A potential tie-up between two important Apple suppliers in Asia, Foxconn and Sharp, was cast into doubt on Thursday. For a few hours today, it seemed like Sharp, the Japan-based consumer electronics company, had secured a $5.5 billion takeover from Taiwan’s Foxconn, the giant contract manufacturer for Apple products.
The Japanese electronics company is struggling to survive and said it had agreed to be acquired by Taiwan's Foxconn. The giant manufacturer would buy shares in Sharp worth nearly $5.25 billion under the agreement. Hours later, things took a left turn.
Foxconn called the whole deal into question.
Foxconn unexpectedly said that it needed to review last minute disclosures before signing the agreement on Thursday. Its hesitation was mainly due to Sharp’s huge loss over the last several years and anyone who hopes to turn the loss around.
It’s a tough decision to buy Sharp for the giant manufacturer since it faced the competition against an investment fund backed by the Japanese government. Furthermore, its bid has been seen as a test of Japan’s willingness to open up to foreign investment. The door remains open for a deal. If Foxconn signs the agreement, it would be the largest acquisition of a Japanese consumer electronics company by an overseas buyer.
It’s unclear that how significant the disclosures were to threaten the deal. But the hesitation that Foxconn shows at the last minute certainly raised doubts about what might be in Sharp’s books.
“Maybe Foxconn found something they didn’t like, or maybe there’s just a lot to go through,” said Nicholas Benes, a Tokyo-based specialist in Japanese corporate governance.

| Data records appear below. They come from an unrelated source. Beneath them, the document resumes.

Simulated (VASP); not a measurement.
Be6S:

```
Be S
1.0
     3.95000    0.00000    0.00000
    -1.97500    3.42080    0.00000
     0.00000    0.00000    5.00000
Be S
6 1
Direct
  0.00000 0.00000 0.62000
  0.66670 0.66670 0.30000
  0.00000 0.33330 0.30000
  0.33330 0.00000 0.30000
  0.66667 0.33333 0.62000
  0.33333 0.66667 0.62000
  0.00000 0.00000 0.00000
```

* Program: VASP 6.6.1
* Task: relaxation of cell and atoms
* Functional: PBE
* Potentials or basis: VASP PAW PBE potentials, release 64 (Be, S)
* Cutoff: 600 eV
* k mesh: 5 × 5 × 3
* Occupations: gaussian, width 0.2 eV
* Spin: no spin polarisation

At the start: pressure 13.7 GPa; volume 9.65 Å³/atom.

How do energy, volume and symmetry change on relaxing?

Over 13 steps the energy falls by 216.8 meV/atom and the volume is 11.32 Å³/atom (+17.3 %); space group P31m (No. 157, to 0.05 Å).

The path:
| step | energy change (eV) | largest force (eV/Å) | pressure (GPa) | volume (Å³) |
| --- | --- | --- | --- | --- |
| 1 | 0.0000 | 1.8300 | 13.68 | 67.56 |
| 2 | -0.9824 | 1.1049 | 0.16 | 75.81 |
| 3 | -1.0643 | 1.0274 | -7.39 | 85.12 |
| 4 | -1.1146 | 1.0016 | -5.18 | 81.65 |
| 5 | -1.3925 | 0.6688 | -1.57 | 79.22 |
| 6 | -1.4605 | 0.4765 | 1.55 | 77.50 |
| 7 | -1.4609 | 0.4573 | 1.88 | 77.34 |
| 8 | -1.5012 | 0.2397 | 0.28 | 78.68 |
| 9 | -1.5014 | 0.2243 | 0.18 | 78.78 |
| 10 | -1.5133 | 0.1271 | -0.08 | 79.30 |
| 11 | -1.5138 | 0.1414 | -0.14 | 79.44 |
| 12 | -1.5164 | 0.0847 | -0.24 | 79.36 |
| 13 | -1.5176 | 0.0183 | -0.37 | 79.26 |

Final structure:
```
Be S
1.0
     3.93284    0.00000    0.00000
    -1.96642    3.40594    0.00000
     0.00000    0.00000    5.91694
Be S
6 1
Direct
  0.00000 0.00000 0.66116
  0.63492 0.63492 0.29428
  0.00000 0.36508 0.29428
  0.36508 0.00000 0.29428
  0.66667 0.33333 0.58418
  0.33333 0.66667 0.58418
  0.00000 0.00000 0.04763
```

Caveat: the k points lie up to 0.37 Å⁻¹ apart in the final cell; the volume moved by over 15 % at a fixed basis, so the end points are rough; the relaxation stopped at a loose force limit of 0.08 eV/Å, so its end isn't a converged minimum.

As part of the deal, Sharp intends to issue new shares. This is something that would require a thorough disclosure of any business risks facing the company, such as potential future costs or financial forecasts.
“The rules are stricter when you’re issuing new shares,” Benes said.
Besides Foxconn, Sharp had also talked with other companies, such as Innovation Network Corporation of Japan, to seal the best deal from the mergence.